GWV5903
Gold Member
ED PINTO HUH? lol, Couldn't find the other stooge for AEI, Peter Wallison? OK PINTO IT IS
The paper which introduces SRISK is "Volatility, Correlation and Tails" by Brownlees and Engle (2010) and is mentioned, along with Acharya et al. at the main page:
V-Lab: Systemic Risk Analysis Welcome Page
James Hamilton did an independent assessment of the NYU Stern Volatility Laboratory here:
Measuring systemic financial risk | Econbrowser
and concludes by saying:
"I view these measures as a supplement to, rather than replacement for, other analyses based on direct linkages and derivative exposure. CDS could offer another useful market indicator. But the advantage of the NYU Stern approach is it can immediately draw out some of the implications of the latest stock market valuations and comovements for real-time use by regulators, investors, and business planners."

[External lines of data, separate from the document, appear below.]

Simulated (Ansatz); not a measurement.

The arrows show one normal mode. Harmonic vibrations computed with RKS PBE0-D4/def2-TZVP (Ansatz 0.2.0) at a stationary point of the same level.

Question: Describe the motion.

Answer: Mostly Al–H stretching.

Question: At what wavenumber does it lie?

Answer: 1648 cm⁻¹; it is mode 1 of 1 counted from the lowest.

It should be pointed out that in the interest of skepticism, that NYU Stern is in up to its hip boots in the whole Koch Brothers-Wallison-Pinto-AEI-Mercatus "government housing policy was responsible" propaganda machine.
n his New York Times column, "The Big Lie," referring to The Big Lie about Fannie and Freddie causing the financial crisis, Joe Nocera writes:
"You begin with a hypothesis that has a certain surface plausibility. You find an ally whose background suggests that hes an expert; out of thin air, he devises data. You write articles in sympathetic publications, repeating the data endlessly; in time, some of these publications make your cause their own...Soon, the echo chamber you created drowns out dissenting views; even presidential candidates begin repeating the Big Lie.
Thus has Peter Wallison, a resident scholar at the American Enterprise Institute, and a former member of the Financial Crisis Inquiry Commission, almost single-handedly created the myth that Fannie Mae and Freddie Mac caused the financial crisis. His partner in crime is another A.E.I. scholar, Edward Pinto."
http://www.nytimes.com/2011/12/24/opinion/nocera-the-big-lie.html?hp
Pinto's work was thoroughly debunked by the Financial Crisis Inquiry Commission. The FCIC did what Wallison, Pinto and their advocates consistently refuse to do; they refuse to look at loan performance--delinquencies, defaults, losses on liquidation--on a comparative basis.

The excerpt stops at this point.